It’s also a sign that Netflix knows how to get more out of a cult hit. A second series of the trippy psychological comedy Russian Doll contrives a brand new metaphysical adventure for its heroine, sardonic New Yorker Nadia (Natasha Lyonne). Having eventually found a way out of a cycle that had her repeatedly reliving her 36th birthday in the previous season, Nadia has enjoyed a more normal, linear existence in the past few years. But when she gets on the Subway on the eve of her 40th, she notices that her carriage seems to belong to another era — and not in the way that London’s creaky Bakerloo Line does.

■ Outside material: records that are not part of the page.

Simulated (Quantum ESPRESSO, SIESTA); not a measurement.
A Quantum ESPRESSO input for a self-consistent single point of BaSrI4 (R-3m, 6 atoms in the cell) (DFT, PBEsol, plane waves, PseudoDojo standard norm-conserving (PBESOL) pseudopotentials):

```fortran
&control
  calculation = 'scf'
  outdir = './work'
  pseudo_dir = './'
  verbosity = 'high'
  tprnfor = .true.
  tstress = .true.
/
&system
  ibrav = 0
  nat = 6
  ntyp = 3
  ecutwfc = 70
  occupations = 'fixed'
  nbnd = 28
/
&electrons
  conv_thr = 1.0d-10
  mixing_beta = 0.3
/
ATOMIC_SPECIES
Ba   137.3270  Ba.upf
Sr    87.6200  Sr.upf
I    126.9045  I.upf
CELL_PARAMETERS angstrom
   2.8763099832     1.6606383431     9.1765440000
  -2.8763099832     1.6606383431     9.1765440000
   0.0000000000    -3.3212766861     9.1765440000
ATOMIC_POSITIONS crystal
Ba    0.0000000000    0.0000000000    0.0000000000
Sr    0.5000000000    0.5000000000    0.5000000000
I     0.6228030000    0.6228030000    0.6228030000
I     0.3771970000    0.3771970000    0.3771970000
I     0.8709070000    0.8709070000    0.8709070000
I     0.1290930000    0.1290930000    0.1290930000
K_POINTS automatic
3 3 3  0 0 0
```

For one thing, everybody’s smoking. So far so good for the tobacco-stained, raspy-voiced Nadia. But the commuters also all sport retro attire and the posters advertise films released in 1982. It takes Nadia a moment or two longer than us to realise that she’s swapped her old Groundhog Day problem for a Back to the Future one.

Despite being new in the Eighties, Nadia already has somewhere to be and people to meet; a note in her pocket reveals that she has a rendezvous scheduled with someone called Chez. As she waits at a bar, she tells someone drunk enough to believe her about her unexpected time-travelling trip. “When the universe fucks with you, let it,” she says, adopting a commendably stoic mindset.

Chez (Sharlto Copley) turns out to be a small-time criminal and drug-pusher. Never one to miss an opportunity for some dissolute, self-sabotaging fun, Nadia follows him into the night. He, meanwhile, is absolutely convinced that she’s someone else; someone he knows intimately. Soon enough, she discovers why.

As with Russian Doll’s acclaimed first series, the sci-fi set-ups, ingenious twists and Nadia’s slightly grating world-weary schtick form the show’s outer layers. At its core, it’s still a story about recognising, and breaking out of, the cycles of guilt, self-loathing and denial that we can all get drawn into.

This new series delves even deeper into the roots of Nadia’s trauma, both as an individual who was raised by a mentally troubled mother, and more broadly as the descendent of Holocaust survivors. But after the first series achieved that rarest of feats — a truly neat and satisfying ending — this largely enjoyable new instalment feels just a little more jumbled, and a little less than necessary.